Spring Cloud Data Flow on Kubernetes

Spring Cloud Data Flow is a powerful tool for composing and deploying message driven data pipelines. It allows us to compose simple Spring Cloud Stream applications into complex processing pipelines. It also takes care of deploying these pipelines into Kubernetes or into Cloud Foundry.

It’s powerful but has a lot of moving parts. It can be daunting to get a simple pipeline running. This article introduces the Primer demo for SCDF and describes how to deploy it into Kubernetes on a local development machine.

Choose your platform

Spring Cloud Data Flow supports three platforms out of the box:

Local is useful to get something running quickly but it’s not ready for production. In Local mode, SCDF deploys applications directly into the Skipper container. This is not scalable or resilient. One major advantage over Kubernetes though, is that you can deploy your Stream applications directly as executable jars. In Kubernetes, you must package your applications as Docker images.

It’s not much more work to run SCDF on the Kubernetes platform and I’d recommend you start with that. The official documentation is a great guide to creating a cluster and then installing SCDF and your applications using kubectl. It also has a guide if you prefer to use Helm but I’m going to stick with kubectl.

Install Minikube

If you don’t already have a k8s local cluster, Minikube is a good start. I installed it to my Ubuntu 18.04 laptop with the following:

sudo snap install kubectl --classic
kubectl version
curl -LO https://storage.googleapis.com/minikube/releases/latest/minikube_1.6.1.deb \
 && sudo dpkg -i minikube_1.6.1.deb
sudo minikube start --vm-driver=none
sudo chown -R $USER $HOME/.kube $HOME/.minikube
minikube config set memory 4096
minikube config set cpus 2
minikube config set vm-driver virtualbox
minikube delete
sudo minikube start

These lines install kubectl (line 1), and minikube (line 3). We then start Minikube and configure it (line 5-9), then restart it for the config to take effect (line 10-11).

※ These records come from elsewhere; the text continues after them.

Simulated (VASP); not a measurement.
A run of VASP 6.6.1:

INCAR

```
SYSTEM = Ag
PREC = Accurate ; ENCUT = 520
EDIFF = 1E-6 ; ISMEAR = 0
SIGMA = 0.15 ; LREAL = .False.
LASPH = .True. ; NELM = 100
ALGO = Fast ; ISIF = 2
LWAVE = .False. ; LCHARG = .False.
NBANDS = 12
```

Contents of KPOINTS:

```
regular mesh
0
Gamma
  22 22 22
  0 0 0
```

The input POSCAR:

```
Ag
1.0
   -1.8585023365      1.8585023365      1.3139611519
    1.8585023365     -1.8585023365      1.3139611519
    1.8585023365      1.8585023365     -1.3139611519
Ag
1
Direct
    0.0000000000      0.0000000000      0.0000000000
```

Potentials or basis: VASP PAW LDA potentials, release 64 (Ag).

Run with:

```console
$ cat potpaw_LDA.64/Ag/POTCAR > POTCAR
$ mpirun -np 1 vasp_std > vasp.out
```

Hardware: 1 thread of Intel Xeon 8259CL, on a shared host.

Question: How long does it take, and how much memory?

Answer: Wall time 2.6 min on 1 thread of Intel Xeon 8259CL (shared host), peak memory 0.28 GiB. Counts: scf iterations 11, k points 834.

Run the example Spring Cloud Data Flow application

spring.io’s instructions to create the Spring Cloud Data Flow stack are excellent so I won’t repeat them here. You just need to download their k8s yaml files and run them with the kubectl command. They present some choices of how to configure your account. I chose to run Kafka (rather than RabbitMQ) and MySQL. I skipped Prometheus and Grafana – excellent tools but I just want to get going quickly and without too heavy a stack. I also skipped the Apache Kafka Streams Binder.

To summarise the spring.io instructions, I ran these commands:

https://dataflow.spring.io/docs/installation/kubernetes/kubectl/
git clone https://github.com/spring-cloud/spring-cloud-dataflow
cd spring-cloud-dataflow/
git checkout v2.3.0.RELEASE
kubectl create -f src/kubernetes/kafka/
kubectl create -f src/kubernetes/mysql/
kubectl create -f src/kubernetes/server/server-roles.yaml
kubectl create -f src/kubernetes/server/server-rolebinding.yaml
kubectl create -f src/kubernetes/server/service-account.yaml
kubectl create -f src/kubernetes/skipper/skipper-config-kafka.yaml
kubectl create -f src/kubernetes/skipper/skipper-deployment.yaml
kubectl create -f src/kubernetes/skipper/skipper-svc.yaml
kubectl create -f src/kubernetes/server/server-config.yaml
kubectl create -f src/kubernetes/server/server-svc.yaml
kubectl create -f src/kubernetes/server/server-deployment.yaml

Finally, the advice for Minikube users is to change the scdf-server service to NodePort as Minikube does not provide a load balancer. Then find the scdf-server’s IP / port with this command:

minikube service --url scdf-server
https://192.168.99.100:31991

Put the address into a browser to confirm the server is up. It should return JSON. If all is good, try the /dashboard endpoint to see the SCDF graphical dashboard. Lovely!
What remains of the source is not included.